Your special report "I'm Not Worth a Damn" (June 14) by Don Reese with John Underwood was the best article I've ever read in SI. I fear that Reese's story about the use of cocaine in the NFL is all too true. Drug abuse is usually accompanied by denial, and the denials come not only from the abuser but also from the people who perpetuate the situation. I, for one, think Reese is worth a damn for having the guts to stand up and tell it like it is. To quote the last line of the story, "The sad part is that it wasn't said a lot sooner." Well, now it's said, so let's do something positive about it!

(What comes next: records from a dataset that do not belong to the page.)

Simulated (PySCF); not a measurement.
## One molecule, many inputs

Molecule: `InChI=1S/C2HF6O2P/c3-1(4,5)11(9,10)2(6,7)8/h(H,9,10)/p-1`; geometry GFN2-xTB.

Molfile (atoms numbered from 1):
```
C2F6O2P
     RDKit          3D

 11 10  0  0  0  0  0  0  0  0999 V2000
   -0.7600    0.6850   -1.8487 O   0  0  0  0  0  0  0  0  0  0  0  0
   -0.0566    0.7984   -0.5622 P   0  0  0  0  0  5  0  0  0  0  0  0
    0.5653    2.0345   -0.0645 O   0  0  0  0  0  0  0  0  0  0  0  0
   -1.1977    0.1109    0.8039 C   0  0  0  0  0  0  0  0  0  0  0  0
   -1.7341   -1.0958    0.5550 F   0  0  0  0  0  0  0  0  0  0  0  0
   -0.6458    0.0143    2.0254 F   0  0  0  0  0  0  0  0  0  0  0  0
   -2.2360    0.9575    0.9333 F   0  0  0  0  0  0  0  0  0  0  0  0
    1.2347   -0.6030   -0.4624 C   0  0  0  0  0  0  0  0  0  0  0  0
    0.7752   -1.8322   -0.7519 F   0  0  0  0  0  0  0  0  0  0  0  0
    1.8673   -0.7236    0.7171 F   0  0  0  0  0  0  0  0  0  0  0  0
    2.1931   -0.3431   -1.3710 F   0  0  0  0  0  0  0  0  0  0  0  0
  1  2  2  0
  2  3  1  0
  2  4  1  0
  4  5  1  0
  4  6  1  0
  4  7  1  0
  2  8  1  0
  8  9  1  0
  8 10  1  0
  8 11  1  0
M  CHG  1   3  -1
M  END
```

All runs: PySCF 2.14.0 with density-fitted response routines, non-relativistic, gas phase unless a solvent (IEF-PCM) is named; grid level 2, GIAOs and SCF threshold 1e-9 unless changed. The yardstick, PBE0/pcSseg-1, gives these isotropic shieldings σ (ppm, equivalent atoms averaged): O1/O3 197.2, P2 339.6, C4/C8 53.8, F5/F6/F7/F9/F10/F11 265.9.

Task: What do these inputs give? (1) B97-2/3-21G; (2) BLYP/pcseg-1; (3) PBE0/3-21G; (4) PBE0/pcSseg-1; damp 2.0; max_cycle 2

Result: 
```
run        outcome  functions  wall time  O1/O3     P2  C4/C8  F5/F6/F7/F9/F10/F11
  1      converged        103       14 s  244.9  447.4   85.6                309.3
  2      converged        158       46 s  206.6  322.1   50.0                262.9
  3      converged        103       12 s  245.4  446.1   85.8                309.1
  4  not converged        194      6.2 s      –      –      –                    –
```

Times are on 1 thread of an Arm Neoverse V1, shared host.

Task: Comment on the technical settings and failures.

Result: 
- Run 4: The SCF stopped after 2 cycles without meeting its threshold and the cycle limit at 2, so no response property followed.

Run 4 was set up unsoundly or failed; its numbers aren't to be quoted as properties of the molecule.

You have gained tremendous respect by printing the story by Don Reese. What courage! What guts! What a service to those who think cocaine is a harmless, recreational drug! I applaud SPORTS ILLUSTRATED, which dares to go beyond any other sports magazine, news magazine or human interest magazine.
ELIZABETH A. WHITE
North Branford, Conn.
Your June 14 cover story was timely, concise, educational and, I hope, useful. It was also one of the most daring, necessary and appropriate sports journalism presentations of modern times. Hearty congratulations!
HENRY M. PLYMIRE
A blockbuster! Don Reese's article and the increasing stories about conniving in college athletic recruitment and the ensuing exploitation of the athlete lead me to only one conclusion: As a society, we have equaled the decadence of the Roman Empire. The NFL has become an employment agency for gladiators and a promoter of spectacles. We fans are the pampered, affluent throng thirsting for blood, not caring what devices have been used to prepare the gladiator for combat. Feed him well. Toss him whatever will make him content. The spectacle's the thing!
ROBERT M. KUNKEL
As an avid NFL fan for more than 20 years and a pastoral counselor who has spent thousands of hours with people as they faced the difficulties of their lives, I was powerfully touched by Don Reese's confessions. There is a strong theme of repentance in his recent resolve to change his ways, take responsibility for his life and go for help. Because of its compelling honesty and potential relevance for those who idolize pro stars and are tempted to get involved with drugs, I believe that this is one of the most significant articles you have ever published. I am praying that this revelation will be redemptive both for Don and for his former profession.
THE REV. ROBERT H. GRIZZARD, PH.D.
Since the publication of your special report, Don Reese has proved to be a prophet. The NFL and the NFL Players Association have tried to discredit him, downplay his accusations and ignore the truth. It's hard to understand why Reese's revelations provoke such an attitude on the part of those who have the most to lose. The drug abuse problem, no matter how small, will destroy the game if it isn't brought under control.
As parents, my husband and I were urged to learn—and we did learn—how to recognize the telltale signs of drugs in children. It is a sad commentary that after we parents have done our job, the team officials in the NFL can't do theirs. It is inconceivable that we, as novices, can detect drug afflictions and they can't! They may know how to call the signals in a game, but their rules for life are shameful.
Don Reese's story has greater impact than any other article SI has ever published. Maybe, just maybe, it will compel someone or some group to fight this insidious crime on and off the gridiron.
Already, the NFL is proclaiming exaggeration, as Reese predicted. He may face further incarceration because of the article and the admissions made therein. I want him to know that I will help him in whatever way I can. We have a son who at one time wanted to be a professional quarterback. Thank God someone along the way dissuaded him. Please forward my name and address to Reese so he knows there are people in this world who feel he made the greatest play of his career.
I think that Don Reese's idea of having players take urine tests is what the NFL needs. It would make the players think twice about taking cocaine and other drugs.